Rosenberg and an accomplice, Tim Blunk, were hauled off to the local police station as the feds delicately dismantled their arsenal and ferried it in small batches across the Delaware River to a bomb-disposal unit in Philadelphia.
The bust marked the beginning of the end of the May 19th Communist Organization, the nation’s only woman-run terror group, William Rosenau recounts in “Tonight We Bombed the U.S. Capitol” (Atria), out Tuesday.
M19’s two-year bombing campaign in New York City and Washington, DC, aimed to cast a cloud over what President Ronald Reagan’s re-election campaign was promising: a sunny, prosperous “Morning in America.”

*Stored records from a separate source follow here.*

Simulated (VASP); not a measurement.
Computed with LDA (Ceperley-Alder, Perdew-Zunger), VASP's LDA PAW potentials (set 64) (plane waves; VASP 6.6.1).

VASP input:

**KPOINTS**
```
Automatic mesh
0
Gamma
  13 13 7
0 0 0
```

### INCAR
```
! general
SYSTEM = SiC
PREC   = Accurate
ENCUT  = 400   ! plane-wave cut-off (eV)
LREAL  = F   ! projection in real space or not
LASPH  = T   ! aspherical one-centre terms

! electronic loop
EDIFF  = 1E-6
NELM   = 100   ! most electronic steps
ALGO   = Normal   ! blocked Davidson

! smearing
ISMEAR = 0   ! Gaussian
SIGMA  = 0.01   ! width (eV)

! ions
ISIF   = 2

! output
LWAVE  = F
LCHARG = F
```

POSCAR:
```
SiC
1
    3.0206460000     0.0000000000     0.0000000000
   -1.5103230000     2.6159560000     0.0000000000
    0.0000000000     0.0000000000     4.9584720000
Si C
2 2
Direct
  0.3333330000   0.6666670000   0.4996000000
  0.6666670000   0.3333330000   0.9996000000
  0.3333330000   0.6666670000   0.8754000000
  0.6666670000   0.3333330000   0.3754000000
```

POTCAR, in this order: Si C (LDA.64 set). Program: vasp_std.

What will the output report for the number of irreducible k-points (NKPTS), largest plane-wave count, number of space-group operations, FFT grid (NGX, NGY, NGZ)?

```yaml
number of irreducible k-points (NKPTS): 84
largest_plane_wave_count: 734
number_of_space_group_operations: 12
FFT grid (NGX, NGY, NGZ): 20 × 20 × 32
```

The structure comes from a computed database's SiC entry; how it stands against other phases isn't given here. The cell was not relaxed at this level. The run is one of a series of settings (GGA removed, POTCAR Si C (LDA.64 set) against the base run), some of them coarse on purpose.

Reagan’s election in 1980 told the remnants of America’s radical left that the country had rejected their call to revolution.
But M19’s core of five women and two men pushed back with a series of seven explosions that they intended to be “percussive wake-up calls” for the nation, Rosenau writes — “proof that an underground army was still at work.”
Most of M19’s women were lesbians who claimed their orientation fueled their politics. The men had to prove their worth with initiation tasks: Alan Berkman donated his sperm so that founding member Judy Clark could get pregnant without having to endure conventional sex.M19 bombed the Officers Club at the Navy Yard in Washington, DC, on April 20, 1984, the day that the Navy launched military exercises in the Caribbean.
Middle-class and college-educated, M19’s members shared a disdain for their own whiteness. To prove they weren’t merely “mouthing revolution,” they allied with the Black Liberation Army to break cop-killer Joanne Chesimard (aka Assata Shakur) out of prison in 1979. Two years later they assisted in the notorious Brink’s robbery of 1981, which killed two Nyack police officers and a bank guard.
Clark’s arrest in the Brink’s debacle sent the rest of M19 underground. There they plotted to shake up American society with their bombs.
The first target was an FBI field office in Staten Island, located above a US Post Office one block from the Staten Island Ferry terminal. The women planted a timer-controlled bomb in an unguarded restroom on Jan. 28, 1983, setting the detonator to go off after hours.
No one was killed or seriously hurt in this or any of their bombings. But the charge did extensive damage — “You’d never know it was once a ladies’ room,” NYPD Capt. Tosano Simonetti told the Staten Island Advance — and flooded the post office with three inches of water.
Later that year, on Nov. 7, M19 members blended in with the tourists and staffers who swarmed the US Capitol. They stashed a Puma-branded duffel bag under a bench just outside the Senate chamber, an area no longer open to the public.
The blast that night punched a 15-foot crater in a brick wall, shattered chandeliers and shredded a portrait of 19th-century Sen. John C. Calhoun, the slavery-defending South Carolina Democrat.
After each explosion, the group called a news outlet and claimed responsibility in the name of a fictitious organization — the Armed Resistance Unit, the Revolutionary Fighting Group, Red Guerrilla Resistance — creating the illusion of a vast militant network poised to overthrow the system.
But the FBI spotted similarities in the structure of each device and the phrasing of their messages. When the storage manager in Cherry Hill saw suspicious discrepancies in the rental application of a wig-wearing woman, he notified police.
After Rosenberg’s bust, it took the FBI six months to roll up the rest of M19 in ones and twos, hiding in safe houses throughout the Northeast.
All of them were indicted for the bombings in 1988. But they never went to trial, opting for plea deals instead — except for Betty Ann Duke, who skipped bail in 1985 and remains a federal fugitive.
The rest served lengthy sentences before release or parole. Bill Clinton granted Rosenberg a presidential pardon on his last day in office in 2001, after she had served 16 years. Now 64, she teaches women’s studies at CUNY’s Hunter College in Manhattan.
But it was Clark who remained behind bars the longest. Convicted of second-degree murder for her role in the Brink’s robbery, she was jailed for 37 years, until Gov. Cuomo commuted her sentence and she won parole in 2019. Her daughter Harriet — “raised by the collective” as a baby and by her grandparents while her mother was behind bars — was there to greet her on her release. Parole officials said Clark moved to Manhattan and took a job with Hour Children, a nonprofit dedicated to incarcerated women.